Hong Kong, Singapore and Beijing are expected to become the world’s most important cities for luxury retail over the next five years, driven by demand for international brands from Asia’s emerging middle class.
Hong Kong was named the Asia Pacific region’s gateway for international retailers despite commanding the highest rents in the region.
With an expanding and urbanising population and high economic growth, the region is expected to lead the way in retail, according to a report from JLL.
By 2020, Asia Pacific will account for 46 per cent of the world’s middle class, up from about a third now, and 40 per cent of the world’s economy, up from 36 per cent now.
Shanghai, Singapore, Beijing and Tokyo round out the region’s top-five cities with the highest concentration of luxury and mid-tier brands, the report said.

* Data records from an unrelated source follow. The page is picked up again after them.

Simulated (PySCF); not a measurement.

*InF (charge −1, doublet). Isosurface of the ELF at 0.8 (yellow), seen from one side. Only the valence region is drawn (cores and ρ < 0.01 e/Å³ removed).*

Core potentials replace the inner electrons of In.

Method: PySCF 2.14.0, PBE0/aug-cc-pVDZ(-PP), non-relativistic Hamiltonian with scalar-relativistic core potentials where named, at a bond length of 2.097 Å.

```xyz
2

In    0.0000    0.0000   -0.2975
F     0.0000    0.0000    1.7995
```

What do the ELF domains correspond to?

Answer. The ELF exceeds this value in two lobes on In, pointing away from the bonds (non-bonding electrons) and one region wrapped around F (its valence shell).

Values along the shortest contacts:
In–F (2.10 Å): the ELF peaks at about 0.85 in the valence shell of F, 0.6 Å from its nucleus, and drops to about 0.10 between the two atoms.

Most of these brands come from the United States, such as Tommy Hilfiger and Coach in the luxury segment and Victoria’s Secret and American Eagle in the mid-tier level.
Companies from Italy and the UK followed.
Home-grown fashion brands are also gaining market share in the region. They are led by Japan’s Uniqlo, which expects to open 400 stores globally in the next few years, Singapore’s Charles & Keith, Australia’s Cotton On and Oroton, Japan’s Muji and FamilyMart, and South Korea’s Samsung and The Face Shop.
In Hong Kong, where space is in short supply, shopping centre rents were almost the double of the next most expensive city, Tokyo. Annual rents in Hong Kong were US$14,634 per square metre, compared with $7,149 per square metre in Tokyo.
Sydney, Seoul and Melbourne followed, ranging between $5,700 and $7,100 per sq metre. Retail rents were the lowest in India and South East Asia, where space can cost a one-tenth that of Hong Kong.
In Dubai, according to a recent JLL study, rents in prime shopping malls were less than half compared with the top tier Asia Pacific cities. In the second quarter, at the prime shopping malls, annual rents were $2,100 per sq metre, a rise of 54 per cent over the same period last year, and at secondary locations, rents were $640 per sq metre, a rise of 36.8 per cent.
Despite the rise in rental prices, vacancy rates at Dubai’s shopping areas fell to 8 per cent in the second quarter from 13 per cent during last year.
The UAE’s retail sector is expected to grow by 32.9 per cent next year to Dh151 billion from Dh114bn in 2012, according to a Dubai report on foreign investment in June.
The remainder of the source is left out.